Never expect Arkansas to take a knee and run out the clock. Locked in a 14-14 tie with LSU, Arkansas had the ball on its 20 with just three seconds left in the first half. The typical move -- the safe move -- is to take a knee and go into halftime with a tie. That's probably what 119 coaches in the FBS would have done. But Arkansas coach Bobby Petrino wasn't going to play it safe. He called for a pass and Ryan Mallett hit Cobi Hamilton in the middle of the field. When two LSU players collided trying to make the tackle, Hamilton raced downfield for an 80-yard touchdown and a 21-14 lead. It was the pivotal play in a 31-23 Arkansas victory.

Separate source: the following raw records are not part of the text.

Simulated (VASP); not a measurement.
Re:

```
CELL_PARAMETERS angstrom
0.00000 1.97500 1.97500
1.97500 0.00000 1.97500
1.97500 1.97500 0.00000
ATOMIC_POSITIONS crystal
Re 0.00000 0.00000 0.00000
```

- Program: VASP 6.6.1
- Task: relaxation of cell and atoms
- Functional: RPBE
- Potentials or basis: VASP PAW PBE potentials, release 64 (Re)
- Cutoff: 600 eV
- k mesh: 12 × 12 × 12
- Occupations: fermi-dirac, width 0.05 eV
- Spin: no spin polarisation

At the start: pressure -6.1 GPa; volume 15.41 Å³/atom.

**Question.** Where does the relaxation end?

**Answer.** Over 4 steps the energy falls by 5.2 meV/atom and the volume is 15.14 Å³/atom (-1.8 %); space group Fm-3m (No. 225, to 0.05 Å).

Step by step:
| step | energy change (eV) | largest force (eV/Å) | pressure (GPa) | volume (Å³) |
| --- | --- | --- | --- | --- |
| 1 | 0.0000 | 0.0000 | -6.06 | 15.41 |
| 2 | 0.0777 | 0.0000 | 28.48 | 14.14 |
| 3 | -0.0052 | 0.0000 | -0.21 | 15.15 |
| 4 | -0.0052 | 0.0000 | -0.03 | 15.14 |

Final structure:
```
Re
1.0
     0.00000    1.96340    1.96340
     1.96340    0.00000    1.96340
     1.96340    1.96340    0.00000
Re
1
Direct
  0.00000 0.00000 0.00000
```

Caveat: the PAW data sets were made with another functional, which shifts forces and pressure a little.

Oklahoma's Landry Jones should be the All-Big 12 quarterback. That has been a topic of debate, with the Big 12 boasting a roster of quarterbacks that includes Oklahoma State's Brandon Weeden, Baylor's Robert Griffin, Missouri's Blaine Gabbert and Texas Tech's Taylor Potts. Frankly, Weeden, who was leading the conference with 3,780 yards going into the weekend, was the leading candidate for all-conference recognition. But that was before Jones outdueled Weeden in a 47-41 victory that put the Sooners into the Big 12 championship game. Jones threw for 468 yards and four touchdowns, with two -- covering 86 and 76 yards -- coming in the final three minutes. If that doesn't nail down all-conference honors, what does?
Winning is the most important thing as a coach. In case anyone forgot that, Miami's firing of Randy Shannon proved that once again. Shannon was lauded for changing the culture at Miami and running a clean program, one in which Hurricanes players behave off the field and excel in the classroom. But those positives couldn't erase that Miami was 28-22 and had no ACC titles under Shannon, who had just received a four-year contract extension before the start of this season. Shannon, a Miami guy to the core, also was hurt by myriad empty seats in Sun Life Stadium.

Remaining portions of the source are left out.